The big screen offered little hope. A decade of traumatic shocks, from the assassinations of JFK, RFK and King to an outrageous pardon from a non-elected President, left Boomers wondering, “How could things possibly get any worse?” Hollywood enthusiastically answered: Earthquake (1973). “Sensurround” blew off the back doors of the theatre at its premiere), Towering Inferno (1974), The Posiden Adventure, Avalanche, Meteor, Flood, The Swarm (killer bees), Phase IV (killer ants), Juggernaut, Airport sequels, and a disaster spoof, The Big Bus (1976). Movies were bigger than life again. The gang in Texas Chainsaw Massacre (1974) dwarfed the Manson Clan. Jaws (‘76) scared Teen Utopia refugees away from the beach forevermore. Violent crime became Big Business in Godfather (‘72), legitimate Standard Operating Procedure in Godfather: Part II, and finally, in Rollerball (‘75), corporations replaced out-dated governments around the world. Conspiracy became as common as jaywalking in Klute (‘71), Shampoo (‘75), Chinatown (‘74), The Conversation (‘74), Parallex View (‘74) and All the President’s Men (‘76). In Nashville (‘76), the crowd broke out into a sing-along of “It Don’t Worry Me” after an assassination attempt on a presidential candidate, but Taxi Driver (‘76) suggested that maybe they should worry.

The popular Boomer flick genre of the-last-sane-man-in-an-insane-society grew darker in the mid-Seventies. The problem of abnormal behavior diminished, because society now owned a surgical cure for rebels. An inmate in One Flew Over the Cuckoo’s Nest (‘75) refused heavy sedation and received a lobotomy as an alternative treatment. The Man Who Fell to Earth (‘76) appeared as a superior alien, so logically, and against his will, society arrested and surgically converted him into a normal human being. A final warning to closet counterculture diehards: “Repent or we’ll cut the rebellion right out of you.”

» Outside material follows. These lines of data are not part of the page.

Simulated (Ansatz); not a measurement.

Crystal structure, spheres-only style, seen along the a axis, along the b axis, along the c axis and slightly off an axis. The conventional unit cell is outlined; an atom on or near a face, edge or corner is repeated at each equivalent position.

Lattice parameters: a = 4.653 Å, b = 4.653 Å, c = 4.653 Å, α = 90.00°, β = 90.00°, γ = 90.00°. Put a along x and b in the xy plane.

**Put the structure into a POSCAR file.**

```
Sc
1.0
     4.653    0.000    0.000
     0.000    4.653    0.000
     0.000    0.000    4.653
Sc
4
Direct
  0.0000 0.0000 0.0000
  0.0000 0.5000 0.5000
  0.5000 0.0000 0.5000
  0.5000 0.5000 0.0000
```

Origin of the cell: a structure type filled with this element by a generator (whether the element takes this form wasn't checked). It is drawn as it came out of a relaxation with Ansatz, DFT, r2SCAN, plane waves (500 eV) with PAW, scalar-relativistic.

The first accurate and tragic reflection of Vietnam hit the screen in 1974 in the documentary, Hearts and Minds. Powerful images haunted the viewer. A Vietnamese mother mourned her dead baby on the screen as General William Westmoreland explained in the narrative, “Orientals so not value life as we do”. Columbia refused to release the film, but producer, Bert Schneider managed to slip the film out through Rainbow Productions. The film won the Oscar for Best Documentary, but few Americans could bear to watch it at the time. We preferred a closed casket funeral.